Keidanren pressures big companies to share weak-yen benefits

by Brian Fowler and Masaaki Iwamoto


The nation’s biggest business lobby is urging large companies to pass on the benefits of a weaker yen to their suppliers as the Abe administration seeks to relieve pressure on small firms.

“We are calling for their cooperation and spreading the word across the country,” Takeshi Hamada, a spokesman at Keidanren, said Thursday in Tokyo. “We have to wait to see how big companies will react. I think our actions will have some effect.”

Hamada’s comments come after deputy economy minister Yasutoshi Nishimura reinforced the government’s determination to help suppliers that have been hurt by higher costs of imported raw materials.

“While the weak yen has been good for the Japanese economy overall, there has also been a negative side to that,” Nishimura, 52, said in an interview Tuesday at Bloomberg headquarters in New York.

The effort reflects angst in some quarters of the Japanese economy about a policy of reflation and monetary expansion that has sent the yen to its weakest against the dollar in eight years. While large exporters have seen profits swell — firing up the nation’s stock market — they have been reluctant to boost domestic investment or increase wages much more than the pace of inflation.

Prime Minister Shinzo Abe has repeatedly called on the country’s large corporations to step up their contributions to his campaign to end two decades of stagnation. Finance Minister Taro Aso has suggested a levy on retained earnings should be examined.

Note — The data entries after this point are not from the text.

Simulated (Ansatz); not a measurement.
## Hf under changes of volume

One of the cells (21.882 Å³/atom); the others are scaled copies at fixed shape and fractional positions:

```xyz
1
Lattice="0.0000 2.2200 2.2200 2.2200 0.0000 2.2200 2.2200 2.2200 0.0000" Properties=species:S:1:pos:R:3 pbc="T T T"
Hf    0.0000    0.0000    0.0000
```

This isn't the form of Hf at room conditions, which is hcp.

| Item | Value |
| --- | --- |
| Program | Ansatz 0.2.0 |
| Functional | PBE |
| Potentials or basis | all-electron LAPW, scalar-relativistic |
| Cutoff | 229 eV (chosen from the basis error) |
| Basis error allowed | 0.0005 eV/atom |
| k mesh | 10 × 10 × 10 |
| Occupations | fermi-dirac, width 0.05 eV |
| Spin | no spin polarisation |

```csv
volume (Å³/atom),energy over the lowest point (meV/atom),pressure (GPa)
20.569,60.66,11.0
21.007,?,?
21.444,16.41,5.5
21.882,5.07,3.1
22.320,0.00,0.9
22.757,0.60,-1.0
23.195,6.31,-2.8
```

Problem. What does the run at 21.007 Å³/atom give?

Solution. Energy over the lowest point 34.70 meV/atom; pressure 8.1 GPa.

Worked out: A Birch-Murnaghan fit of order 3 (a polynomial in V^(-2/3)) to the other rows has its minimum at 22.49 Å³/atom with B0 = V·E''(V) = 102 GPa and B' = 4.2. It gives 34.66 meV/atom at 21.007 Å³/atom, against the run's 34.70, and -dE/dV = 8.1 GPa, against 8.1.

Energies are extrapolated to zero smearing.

Nishimura said that midsize and small companies were hurt by the weakening of the yen. He said the government had compiled a supplementary budget to support these companies and will try to convince big exporters to raise the prices they pay suppliers.

Keidanren has been calling on companies at meetings and through bulletins to allow their suppliers to raise prices to pass on increased costs, Hamada said. He pointed to Toyota Motor Corp. as an example of one company that appeared to be moving in that direction.

As Toyota raised its fiscal-year profit forecast in February to a record ¥2.13 trillion, the manufacturing giant said it may ease up on its usual practice of squeezing suppliers to lower prices of auto parts.

The deputy economy minister is helping spearhead the government’s reform plans as the right-hand man to economy minister Akira Amari, a key architect of “Abenomics.” Six years ago, when Abe’s Liberal Democratic Party was out of office, Nishimura ran for the party leadership, losing out to Sadakazu Tanigaki. He was elected to the Diet in 2003 after a career in the civil service.

The 29 percent decline in the yen against the dollar since Abe took office in December 2012 has helped exporters including Toyota and propelled the Nikkei 225 stock average through the 20,000 line in April for the first time in 15 years.

Even so, the reluctance of companies to increase investment is hobbling a recovery from the recession that followed last year’s sales tax hike. Capital expenditure fell for a third straight quarter in the quarter through December, capping economic growth at an annualized 1.5 percent after two quarters of contraction.

Twenty years of a deflationary mindset makes it difficult to change attitudes, said Nishimura, a law graduate from the University of Tokyo who later went on to the Graduate School of Public Policy at University of Maryland.

The yen’s depreciation has drawn scrutiny from South Korea, Japan’s main export competitor, as companies including Hyundai Motor Co. and Samsung Electronics Co. say the strongest Korean won against the yen in seven years has hurt earnings.

“We’re not targeting any levels” for the currency, said Nishimura, a native of Akashi, near Kobe. “Each country has different fundamentals and exchange rates will reflect that.”

The issue of higher costs for importers and smaller companies is drawing concern in Abe’s ruling Liberal Democratic Party. Policy chief Tomomi Inada said in an interview that Japan needs to address the negative impact on both small companies and regional parts of the economy.

The number of Japanese bankruptcies linked to the weak yen surged to 345 last year, about 2.7 times that of 2013, even as the total number of failures declined 11 percent, according to Teikoku Databank Ltd.

Analysts anticipate the yen will continue to weaken as the central bank maintains its unprecedented campaign to push inflation to 2 percent by enlarging the monetary base.